Adam Driver explores violence of divorce at Toronto film festival
Toronto (Canada) (AFP) –
"Marriage Story," the new critically adored divorce drama starring Adam Driver and Scarlett Johansson, is a cautionary tale of the sudden violence with which a relationship can be ripped apart, the actor told AFP Sunday.
The movie received rave reviews last week at its world premiere in Venice -- the same week that director Martin Scorsese chose to praise Driver, 35, as "one of the best, if not the best, actors of his generation."
Driver -- best known to wider audiences as the villainous Kylo Ren in "Star Wars" -- has been widely tipped for Oscar glory for his portrayal of a narcissistic New York theater director in his latest film.
Speaking exclusively to AFP on the red carpet at Toronto's film festival, Driver said the movie explores how a seemingly stable love can "transition," as his character's wife moves to Los Angeles to pursue the acting career she has long put on hold, taking their child with her.
"If you know someone where you're in the room together and it's second nature, and suddenly that's not there anymore, it can be a violent thing -- internally I mean, not physically violent," said Driver.

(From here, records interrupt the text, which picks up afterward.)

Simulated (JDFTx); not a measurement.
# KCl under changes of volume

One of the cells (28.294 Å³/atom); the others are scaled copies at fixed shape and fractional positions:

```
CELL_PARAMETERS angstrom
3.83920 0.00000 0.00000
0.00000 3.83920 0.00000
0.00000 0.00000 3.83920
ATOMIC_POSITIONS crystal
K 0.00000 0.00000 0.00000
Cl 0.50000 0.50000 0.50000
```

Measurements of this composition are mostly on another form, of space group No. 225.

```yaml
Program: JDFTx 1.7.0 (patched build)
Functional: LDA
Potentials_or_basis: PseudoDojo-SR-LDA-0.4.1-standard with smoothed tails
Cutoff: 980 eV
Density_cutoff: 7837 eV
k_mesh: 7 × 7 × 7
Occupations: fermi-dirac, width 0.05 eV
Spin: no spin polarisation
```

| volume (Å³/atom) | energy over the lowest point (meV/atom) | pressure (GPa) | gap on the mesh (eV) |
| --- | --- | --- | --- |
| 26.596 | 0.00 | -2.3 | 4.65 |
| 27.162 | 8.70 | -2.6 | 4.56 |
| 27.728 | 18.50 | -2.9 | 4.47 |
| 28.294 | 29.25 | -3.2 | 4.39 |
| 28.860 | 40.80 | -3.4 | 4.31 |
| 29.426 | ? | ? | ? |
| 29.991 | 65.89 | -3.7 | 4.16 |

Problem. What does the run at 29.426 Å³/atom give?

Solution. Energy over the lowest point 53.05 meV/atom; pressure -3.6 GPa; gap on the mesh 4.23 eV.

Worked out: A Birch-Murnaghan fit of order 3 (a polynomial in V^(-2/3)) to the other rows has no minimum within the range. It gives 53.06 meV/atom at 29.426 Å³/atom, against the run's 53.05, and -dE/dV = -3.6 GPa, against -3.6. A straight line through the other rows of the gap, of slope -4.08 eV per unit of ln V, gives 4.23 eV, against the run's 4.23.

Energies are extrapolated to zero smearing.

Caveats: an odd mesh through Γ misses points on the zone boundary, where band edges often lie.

"Where you lose love and you don't know how to articulate it."
The former US Marine-turned-TV star ("Girls") has enjoyed a phenomenal rise in recent years, working with directors such as Steven Spielberg ("Lincoln"), the Coen brothers ("Inside Llewyn Davis") and Scorsese ("Silence").
Driver -- whose own parents split when he was a child -- said everyone in the cast of "Marriage Story" had their own relationship with divorce to draw on, "whether you've been divorced or you're a child of divorce."
"Marriage Story" is his fourth collaboration with arthouse favorite Noah Baumbach, who wrote and directed the movie.
Baumbach came to prominence with 2005's "The Squid and the Whale," the semi-autobiographical tale of two boys dealing with their parents' separation.
He proposed "Marriage Story" to Johansson during her own divorce from French businessman Romain Dauriac.
"We all take stuff that's personal to us," Baumbach told AFP, adding: "You see the actors doing that -- they're clearly revealing very personal emotional material."
The movie has been praised by Variety as an "exquisite combination of love and heartbreak," and by the Guardian as an "agonized, jagged remake of 'Kramer vs Kramer'."
It will be available on Netflix from December 6, after a month-long US theatrical run that ensures it will be eligible for Academy Award nominations.